Question

The work function of a metal is 2 eV. What is the threshold frequency for the photoelectric emission? (Take Planck's constant $ h = 6.63 \times 10^{-34} \, \text{Js} $, $ 1 \, \text{eV} = 1.6 \times 10^{-19} \, \text{J} $)

• A. \(4.8 \times 10^{14} \, \text{Hz}\)
• B. \(5.2 \times 10^{14} \, \text{Hz}\)
• C. \(6.2 \times 10^{14} \, \text{Hz}\)
• D. \(7.4 \times 10^{14} \, \text{Hz}\)

Hint:

To find the threshold frequency, always convert the work function from eV to joules before using \( f = \frac{E}{h} \).

Answer 1

The Correct Option is A

The threshold frequency \( f_0 \) for photoelectric emission is calculated using the relationship between work function (ϕ) and Planck's constant (h):

\( ϕ = h \cdot f_0 \)

The provided values are:

• Work function \( ϕ = 2 \, \text{eV} = 3.2 \times 10^{-19} \, \text{J} \)
• Planck's constant \( h = 6.63 \times 10^{-34} \, \text{Js} \)

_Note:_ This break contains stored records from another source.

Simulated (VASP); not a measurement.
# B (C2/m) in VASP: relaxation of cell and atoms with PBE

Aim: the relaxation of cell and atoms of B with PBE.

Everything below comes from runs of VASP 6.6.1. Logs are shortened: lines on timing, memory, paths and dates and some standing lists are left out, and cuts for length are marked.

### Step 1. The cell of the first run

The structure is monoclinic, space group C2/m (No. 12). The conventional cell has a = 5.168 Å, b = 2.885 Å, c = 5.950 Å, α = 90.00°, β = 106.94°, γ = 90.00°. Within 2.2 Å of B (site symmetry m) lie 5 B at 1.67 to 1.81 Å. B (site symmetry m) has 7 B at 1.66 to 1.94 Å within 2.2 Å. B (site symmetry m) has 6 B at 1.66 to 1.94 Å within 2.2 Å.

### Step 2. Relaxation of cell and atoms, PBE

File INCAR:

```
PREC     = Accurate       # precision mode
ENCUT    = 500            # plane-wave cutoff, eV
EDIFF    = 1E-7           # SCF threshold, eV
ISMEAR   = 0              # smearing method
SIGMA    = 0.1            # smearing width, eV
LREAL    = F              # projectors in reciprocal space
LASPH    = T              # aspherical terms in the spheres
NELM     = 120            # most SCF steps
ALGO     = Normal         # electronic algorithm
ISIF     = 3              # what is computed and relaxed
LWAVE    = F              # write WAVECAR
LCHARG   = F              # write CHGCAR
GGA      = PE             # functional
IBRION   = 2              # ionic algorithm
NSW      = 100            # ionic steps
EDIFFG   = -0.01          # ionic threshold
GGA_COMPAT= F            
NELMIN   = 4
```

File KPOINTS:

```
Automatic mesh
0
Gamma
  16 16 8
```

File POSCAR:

Substituting these into the equation yields:

\( 3.2 \times 10^{-19} = 6.63 \times 10^{-34} \times f_0 \)

Solving for \( f_0 \):

\( f_0 = \frac{3.2 \times 10^{-19}}{6.63 \times 10^{-34}} \)

\( f_0 = 4.8 \times 10^{14} \, \text{Hz} \)

The threshold frequency for photoelectric emission is therefore \( 4.8 \times 10^{14} \, \text{Hz} \).